This post is part of our Summer Intern Blog Series! Each of our most recent class of interns wrote a blog post on their biggest accomplishments and lessons of the summer. This installment comes from Tyrone, a rising senior studying Computer Science at Boston University. He enjoys rock climbing, listening to jazz, and getting overly excited when talking about good food options in Boston.
In college, many computer science projects are small to medium sized affairs, designed to be learning exercises that practice a specific set of concepts or test knowledge retention. Rarely will a well-polished project blossom into something larger. While my previous internships introduced me to the work environment of large-scale collaborative research effort, my summer at AppNexus was my first foray into working at a company that maintains large scale applications impacting millions of people around the globe.
AppNexus transacts billions of impressions daily. When a user clicks on a website, they can be associated with specific data segments that contain information about, among other things, geographic location and demographics. Advertisers seeking to glean insights from segments would naturally be interested in the number of users per segment. Another useful query would be to find the set of users belonging to a specific set of segments, with the assumption that users in similar segments likely have similar product tastes and ad preferences.
Segmenting: Not as easy as it sounds
It’s not difficult to think up simple algorithms to do unique set operations on small data sets. The problem is these algorithms don’t scale well. Counting the number of distinct elements in a set requires keeping track of each unique element being iterated over. For a platform dealing with billions of users a day, this solution is infeasible. Luckily, not knowing the exact number of users becomes less of an issue if we can accept some degree of error while still producing a reasonably accurate estimate. Over the summer, my project was to generate that estimate, creating a ‘sketch’ of the data stored in a data structure aptly titled a data sketch.
The main advantage of sketches is their sublinear space complexity. Instead of storing all the unique items from an incoming data stream, the sketch uses a hashing algorithm to produce an estimate. At the cost of some accuracy, we get reduced memory usage and significant performance speedups. As a bonus, there exist data sketch libraries implemented in Go, the language we would be using to build our application.
We named the project Van (Go)gh after the artist himself, so his artistic talent in sketching would bleed over to coding our Go data sketches. Accordingly, my first order of business was to get a handle on the fundamentals of Go.
Next, we ironed out Van Gogh’s architecture. We settled on running two different Go server types dubbed collectors and aggregators. For a given incoming ad request, a collector will extract a list of segments belonging to the user who sent the request and update a data sketch tracking the unique segment. The aggregator periodically pulls down and merges sketches coming from collectors to store a time series of segment counts, which is exposed to clients through a web API.
Van Gogh in action
The API lets you query for specific segments as a URL parameter, returning the unique count number. To show something more exciting than a blank white screen with a number on it, I also added a web visualization that compares time series data across multiple segments.
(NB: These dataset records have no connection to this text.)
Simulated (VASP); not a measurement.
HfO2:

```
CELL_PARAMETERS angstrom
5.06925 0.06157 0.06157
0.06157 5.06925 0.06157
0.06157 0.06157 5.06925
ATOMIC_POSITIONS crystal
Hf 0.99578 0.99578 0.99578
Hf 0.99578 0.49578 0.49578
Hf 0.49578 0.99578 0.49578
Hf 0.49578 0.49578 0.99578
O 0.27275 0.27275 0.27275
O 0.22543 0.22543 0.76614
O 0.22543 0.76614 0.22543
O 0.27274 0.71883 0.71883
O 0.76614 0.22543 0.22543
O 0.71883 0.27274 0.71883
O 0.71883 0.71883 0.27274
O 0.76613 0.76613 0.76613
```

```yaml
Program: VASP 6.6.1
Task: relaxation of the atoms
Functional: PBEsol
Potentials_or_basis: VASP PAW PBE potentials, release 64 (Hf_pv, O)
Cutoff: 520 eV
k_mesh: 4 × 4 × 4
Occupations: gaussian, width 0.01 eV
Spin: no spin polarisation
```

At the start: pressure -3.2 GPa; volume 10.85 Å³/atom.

Above is a graph of mock data displaying multiple user segment counts over time, created using the d3.js framework. Although this example was generated randomly, one could easily imagine adding real data to track, for example, segment growth in response to a targeted ad campaign.
One major design consideration I wrestled with was the need for Van Gogh to have some level of concurrency. The collectors needed to extract segment data from hundreds of thousands of incoming ad requests. All of this would be written to the collector’s global sketch and subsequently read across a network by the aggregator. Here we run into the classic readers-writers problem from concurrency. Luckily, Go provides built-in primitives to handle concurrent resource access. We implemented a simple data structure to wrap all sketch read/write operations in Go’s version of locks, preventing other threads from accessing the sketch at the same time.
This summer has been a wild ride, and I’m grateful to the community that made me feel welcome in a chaotic, unfamiliar city. As I worked through the difficulties involved in building my project, I was always able to turn to a friendly team member or slack a resident expert for advice. At the same time, having a multi-faceted, self-contained project allowed me to continually challenge myself and foster the ability to work independently. I hope the experience I’ve gained at AppNexus will aid me far into the future.